Tuesday, October 01, 2013
I am, as far as I know, furloughed until the government reopens. There's a slim chance that I could be declared "excepted" and forced to work without pay instead.
Fortunately, I think I'm going to have a fair amount of work from my online job, but it's still going to be a financial hit if it lasts very long.
And I at least still get to stay in my not-very-expensive National Park housing. The people really taking a hit are those who live and work in, but not for, the National Parks. People who run the restaurants, lodging, camp stores, gas stations, etc. have 48 hours to find someplace else to go and some way to get there. Many of these people make pretty close to minimum wage and some don't own cars. If they have to leave this park, it's over 100 miles to the nearest train station, almost 300 to the nearest bus line (in the US. If they sneak across the border into Mexico, there's a bus stop "only" 160 miles south.) If they have relatives they can stay with, it's still going to cost them several hundred dollars to get there, at a time when they've got no income.
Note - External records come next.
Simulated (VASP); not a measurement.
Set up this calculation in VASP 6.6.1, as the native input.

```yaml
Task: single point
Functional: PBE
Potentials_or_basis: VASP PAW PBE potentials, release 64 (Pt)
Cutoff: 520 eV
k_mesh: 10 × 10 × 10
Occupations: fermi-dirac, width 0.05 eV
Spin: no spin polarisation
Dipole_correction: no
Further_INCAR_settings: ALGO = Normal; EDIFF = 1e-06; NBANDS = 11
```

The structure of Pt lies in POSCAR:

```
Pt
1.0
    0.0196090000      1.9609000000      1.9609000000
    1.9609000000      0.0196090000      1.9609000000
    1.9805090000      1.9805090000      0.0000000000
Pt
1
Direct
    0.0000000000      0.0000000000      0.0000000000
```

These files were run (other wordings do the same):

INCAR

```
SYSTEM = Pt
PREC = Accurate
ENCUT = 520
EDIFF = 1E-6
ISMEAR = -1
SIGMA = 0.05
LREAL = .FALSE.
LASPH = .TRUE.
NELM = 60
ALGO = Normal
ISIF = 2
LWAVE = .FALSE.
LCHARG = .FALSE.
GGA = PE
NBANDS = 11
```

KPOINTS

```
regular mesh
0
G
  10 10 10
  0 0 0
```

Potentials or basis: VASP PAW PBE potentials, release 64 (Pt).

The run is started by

Today I'm sitting and twiddling my thumbs while I wait to find out if I have to work tomorrow. If it goes on longer, I'll get out and hike, but that's going to be a limited amount of fun because there are no bathrooms and no trail patrol for safety. Honestly, it's the lack of bathrooms that will curtail us the most. We're also counting on it to discourage visitors from trying to sneak in. That's a big concern, actually. This park is the size of the state of Rhode Island and we're going to have 15 Rangers and 7 Border Patrol Agents watching the whole thing. No food, no gas, no bathrooms, no search plane, no Interpretive Rangers to give safety information, write permits, and know if someone has gone missing. Several people have died this summer, and several more have been rescued, and the main difference in most cases was whether a Ranger knew where they had gone.